He was born in Greece, schooled in France, Germany and Scotland, trained in England and served in World War II naval theatres on the Indian Ocean and the Mediterranean Sea.
And, 10 times with his wife and less frequently solo, Prince Philip - who died Friday aged 99 - crossed multiple oceans to reach a collection of islands so far from the seat of the British monarchy any kilometres further and he'd have found himself on his way back.
The first time, in the summer of 1953-1954, his wife Elizabeth was not only the newly crowned Queen but, s young mum of two.
Preparations, although tempered by the tragedy of Tangiwai - Prince Philip would lay a wreath at a mass funeral for victims of the Christmas Eve disaster - went far beyond digging out the bunting.
Sheep were dyed in the colours of the Union Jack, screens put up to block tired buildings and an army of kids in freshly sewn clothes were sent to parks, squares and train stations across the land.
Rotorua girl Miriama Searancke, 13, was among them, walking to Arawa Park alongside thousands of performers and spectators in her new red shoes with a Crown and the initials ER fixed to the side.
"Everybody came to perform for the Queen," Searancke told the Daily Post in 2018.
"It was amazing."
The 38-day tour took the couple to 46 towns or cities and 110 functions, with three-quarters of the country estimated to have spotted a royal wave.

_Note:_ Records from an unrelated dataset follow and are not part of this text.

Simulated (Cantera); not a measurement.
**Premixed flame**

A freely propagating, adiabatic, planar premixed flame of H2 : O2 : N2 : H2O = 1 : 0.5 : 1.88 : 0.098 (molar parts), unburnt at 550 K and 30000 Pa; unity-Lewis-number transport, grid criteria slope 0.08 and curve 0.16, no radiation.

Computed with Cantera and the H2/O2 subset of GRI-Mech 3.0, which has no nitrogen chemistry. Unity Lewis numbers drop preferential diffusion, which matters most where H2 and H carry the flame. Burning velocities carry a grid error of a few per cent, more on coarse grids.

As with all the couple's official tours over more than seven decades of marriage, Prince Philip was usually in the background.
When Pat Jamieson joined the crowds calling "We want the Queen" outside Revington's Hotel in Greymouth, she was convinced she actually got the couple onto the balcony
after - in a quiet moment - calling out "I want the Duke".
The 11-year-old had shared a moment with the consort earlier that day after running half a mile alongside their car during a street parade, she later told the Government's NZHistory website.
"The Duke of Edinburgh looked across and said, 'If you run much further, you will burst'."
He was known for a long list of blunt - and often outrageous - remarks.
One, made in a 1954 letter to Australian politician Sir Harold Hartley and unearthed last year, painted a different picture of the Duke of Edinburgh's thoughts on New Zealand and its inhabitants than could be gleaned from a spontaneous wave or a laying of a wreath.
Māori were treated in New Zealand like "museum pieces and domestic pets", he wrote, and the country was "the perfect welfare state" which was "over-governed with not much room for initiative".
He was, however, impressed by a museum exhibition of Māori culture, a special interest after reading The Coming of the Māori by Sir Peter Buck / Te Rangi Hīroa (Ngāti Mutunga).
And the people were "universally charming and on the whole most considerate", he wrote.
He'd be back two years later - alone - popping in after the Melbourne Olympics.
A decade after their first, wildly successful New Zealand tour, the royal couple sailed into the Bay of Islands on the Royal Yacht Britannia on Waitangi Day 1963, visiting ports around the country, including Nelson, from which the Duke - whose flagship Duke of Edinburgh Award programme helped thousands of young people master valuable life
skills - visited the Outward Bound School at Anakiwa.
The Queen and Duke, along with a young Prince Charles and Princess Anne, were back seven years later for the James Cook bicentenary, where they debuted the royal "walkabout".
The royal couple would return for the Commonwealth Games in Christchurch four years later, three years after that to mark the Queen's Silver Jubilee - thought by some to have come closest to matching the excitement of a quarter of a century earlier - and, in 1981, a short visit followed a Commonwealth Heads of Government conference over the ditch.
It might've been brief, but the 1981 tour left the country with the endearing memory of Ginette McDonald's Lyn of Tawa addressing the royals directly at the Royal Variety Performance.
McDonald, in character with her braless, blue jumpsuit outfit and broad Kiwi accent, won over the Duke when she made a comment about the royals opening Tawa's memorial paddling pool.
"The Queen didn't laugh at anything," McDonald later told the New Zealand Women's Weekly.
"It was Prince Philip who engaged with me. We met them afterwards and he muttered things in my ear. He said he liked the sound of the 'piddling' pool."
The next most prominent visit came in 1990, when New Zealand marked 150 years since the signing of Te Tiriti o Waitangi and Auckland hosted the Commonwealth Games, with the Queen, Duke and their son Prince Edward in attendance.
The last New Zealand visit by the pair was in 2002, with the only glitch relating to an errant Daimler, which suffered a flat battery.
The Daimler, only used for visits by head of state, suffered a flat battery.
As the royal couple waited on their now stationary Australia-bound aircraft, airport workers had the ignominious task of pushing the incapacitated car out of the way.